After data import, we combined ICESat-2 ATL08 and GEDI02 for terrain modeling to produce a complete consistent data set with the best estimates of terrain height. We specifically used the relative height at 95% (rh95) as the canopy height of GEDI02 in the counterparts to ATL08 canopy height (column h_canopy_20m) and terrain height (column elev_lowestmode) in the counterparts to ATL08 terrain height (h_te_best_fit_20m), despite the slight difference in shot diameter (20 m vs. 25 m). Both ICESat-2 ATL08 and GEDI02 represent elevations in the WGS84 vertical datum. In order to be compatible with existing digital elevation models, we applied a conversion from the WGS84 ellipsoid to the EGM2008 geoid as vertical reference for ICESat-2 ATL08 and GEDI02, using the 5 arc-degree resolution correction surface (Pavlis et al., 2012). Despite all these efforts to harmonize these data, we still observed discrepancies in terrain height between spaceborne LiDAR datasets and DSMs and many artifacts: for example, the presence of terrain samples over bodies of water, including lakes and oceans. Additionally, we noticed that the data set we prepared overrepresents bare-earth and underrepresents forest areas, which is suboptimal for object removal applications.

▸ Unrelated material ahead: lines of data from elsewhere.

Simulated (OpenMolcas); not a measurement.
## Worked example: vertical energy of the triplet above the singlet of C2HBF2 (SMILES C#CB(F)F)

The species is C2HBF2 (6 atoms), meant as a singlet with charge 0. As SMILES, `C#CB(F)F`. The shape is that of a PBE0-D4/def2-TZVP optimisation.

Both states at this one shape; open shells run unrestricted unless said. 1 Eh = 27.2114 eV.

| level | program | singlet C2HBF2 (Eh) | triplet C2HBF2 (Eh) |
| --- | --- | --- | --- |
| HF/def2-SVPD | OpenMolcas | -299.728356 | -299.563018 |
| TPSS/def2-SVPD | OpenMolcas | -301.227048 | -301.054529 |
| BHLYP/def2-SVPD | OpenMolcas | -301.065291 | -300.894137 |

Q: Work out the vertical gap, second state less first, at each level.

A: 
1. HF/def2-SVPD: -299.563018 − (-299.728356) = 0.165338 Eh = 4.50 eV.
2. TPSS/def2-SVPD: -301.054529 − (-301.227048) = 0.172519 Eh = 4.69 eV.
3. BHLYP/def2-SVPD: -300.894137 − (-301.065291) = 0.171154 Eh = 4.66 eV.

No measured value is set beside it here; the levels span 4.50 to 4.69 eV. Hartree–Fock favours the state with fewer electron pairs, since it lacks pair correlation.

Cleaning and stratification of training data

To ensure a high-quality and representative training dataset, ICESat-2 and GEDI points must still be filtered and checked for anomalies. To remove any remaining anomalies, we overlaid the 5° × 5° tiled ICESat-2 and GEDI samples with GLO30, AW3D30, MERIT DEM, and JRC’s Global Surface Water (Pekel et al., 2016). The Global Surface Water dataset provides long-term water fraction measurements on a per-pixel basis from 1984 to 2021. We also excluded any samples in which the surface water fraction exceeded $(>)$20%. In addition, samples that showed significant discrepancies from DEMs were removed. Subsequently, for each tile, we computed the average standard deviation across all samples. The standard deviation for each sample was derived from four height values: the terrain height of the sample itself and the corresponding elevations from MERIT DEM, GLO30, and AW3D30. The mean of these standard deviations was used to establish a discrepancy threshold. Samples were removed if their absolute error, calculated as the difference between the MERIT DEM and the individual sample, exceeded two standard deviations. This method ensured that each tile had a reasonable discrepancy bound, reflective of the landform variability within the tile. To avoid excessively large discrepancy thresholds, we capped the bound at a maximum of 20 m in cases where the computed standard deviation was unusually high. After filtering, we randomly selected exactly 500,000 samples per tile to create a global sample pool. If the total number of filtered samples in a tile was below this threshold, all available samples were included. This approach ensured a balanced distribution of samples across global tiles before proceeding with stratification.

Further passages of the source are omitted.